OREANDA-NEWS. April 07, 2010. DTEK, Ukraine’s leading fuel and energy company, today announces its audited consolidated financial results for the full year ended 31 December, 2009.
 
Key financial highlights:

Consolidated revenue increased by 15.7% to UAH15.009 billion in 2009 (2008: UAH12.969 billion)
EBITDA improved by 3.3% to UAH3.566 billion (2008: UAH3.453 billion)
Profit before income tax went up significantly year-on-year to UAH1,175 million.
Net profit up substantially to UAH856m (2008: UAH119m) with net margin rising from 0.9% to 5.7%.

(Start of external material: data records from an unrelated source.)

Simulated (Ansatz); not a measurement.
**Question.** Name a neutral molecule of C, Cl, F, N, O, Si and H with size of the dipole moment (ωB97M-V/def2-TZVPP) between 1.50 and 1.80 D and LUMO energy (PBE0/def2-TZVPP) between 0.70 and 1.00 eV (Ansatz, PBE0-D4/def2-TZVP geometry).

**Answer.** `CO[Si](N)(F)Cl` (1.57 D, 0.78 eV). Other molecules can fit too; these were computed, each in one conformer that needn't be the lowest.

The main factors influencing the earnings before tax and net profits are:

reduced loss from net exchange rate differences from 1,195m in 2008 to 120m in 2009; this is due to the stable exchange rate of foreign currencies vs. UAH compared with 2008;
Lower loss and increased profit from the stakes in Dneproenergo and Donetskoblenergo respectively.
The operating cash flow was positive, although it declined by 26%, to UAH2 146m (2008: UAH2 892m). The reduction was the result of reduced output which, in turn, was the result of a fall in demand and lower prices for our product.
The capex was lower in 2009 compared with the previous year, a reduction of 20.7% UAH2 490m. The main reasons for this reduction in investment flow are reduced fixed assets purchases and other investments reflecting economic downturn.

Operational highlights:

Coal output amounted to 17.6 million tonnes, which is in line with result of 2008, maintaining DTEK’s place as Ukraine’s largest coal producer, with 24.4% of Ukraine’s total output
Continued progress made in the implementation of large-scale projects, including the introduction of new coal extraction machinery
Efficiency of equipment continued, reducing production ‘bottlenecks’ and resulting downtime
New equipment has enabled DTEK to increase its load on a breakage face by 1.5-2 times compared to previous average performance
‘DTEK Trading’ established, significantly strengthening the coal business, enabling DTEK to maintain sales of coal produced despite challenging market conditions
Maintained leadership of the Ukrainian power generation sector, with 45.8% market share[1]
Large scale modernization programme continued in 2009, including the following achievements at Kurakhovskaya and Zuevskaya TPPs:
Equipment service life of two units was prolonged by up to 15 years;
The installed capacity increased by 12 and 20 MW per unit respectively[2];
The flexibility range increased by 35 and 42 MW per unit respectively;
Specific consumption of fuel equivalent for electricity generation has reduced by 19% at some units
Innovative environmental protection programme continued, which furthers DTEK’s aim of operating within European Union emissions limits
DTEK’s total volume  of electricity purchase on the Ukrainian Wholesale Electricity Market in 2009 was 11.8 million kWh, a 7.3% increase on 2008
Network losses decreased further by 1.8% to record low levels2.

Post period end

Fitch Ratings upgraded its outlook on the long-term ratings of DTEK Holdings Limited from ‘Negative’ to ‘Stable’;
Moody's Investors Service confirmed the B2 long-term Corporate Family Rating of DTEK Holdings Limited;
DTEK was accepted by EURACOAL as its newest corporate ;
 
Commenting on the results, Maxim Timchenko, Chief Executive Officer of DTEK, said
 
“In the face of continuing economic challenges, DTEK has produced strong results for 2009. We made excellent progress in strengthening our market leading position in Ukraine’s energy sector and have continued to expand our operations to become one of the leading energy companies in Europe.
 
“Importantly, all three of our business segments contributed to this performance. We have maintained our leading positions in both the coal production and thermal generation markets and we continue to enhance our electricity transmission and supply business to boost electricity sales both domestically and abroad.
 
“I am particularly pleased to report that DTEK is now the first privately owned company in Ukraine to sell electricity internationally – one of the most important strands of our strategy and one that will enable us to grow and develop going forward.
 
“We believe that we have the skills and resources to build on the success of the business and to continue to work towards our goal of becoming one of the leading energy companies in Europe.”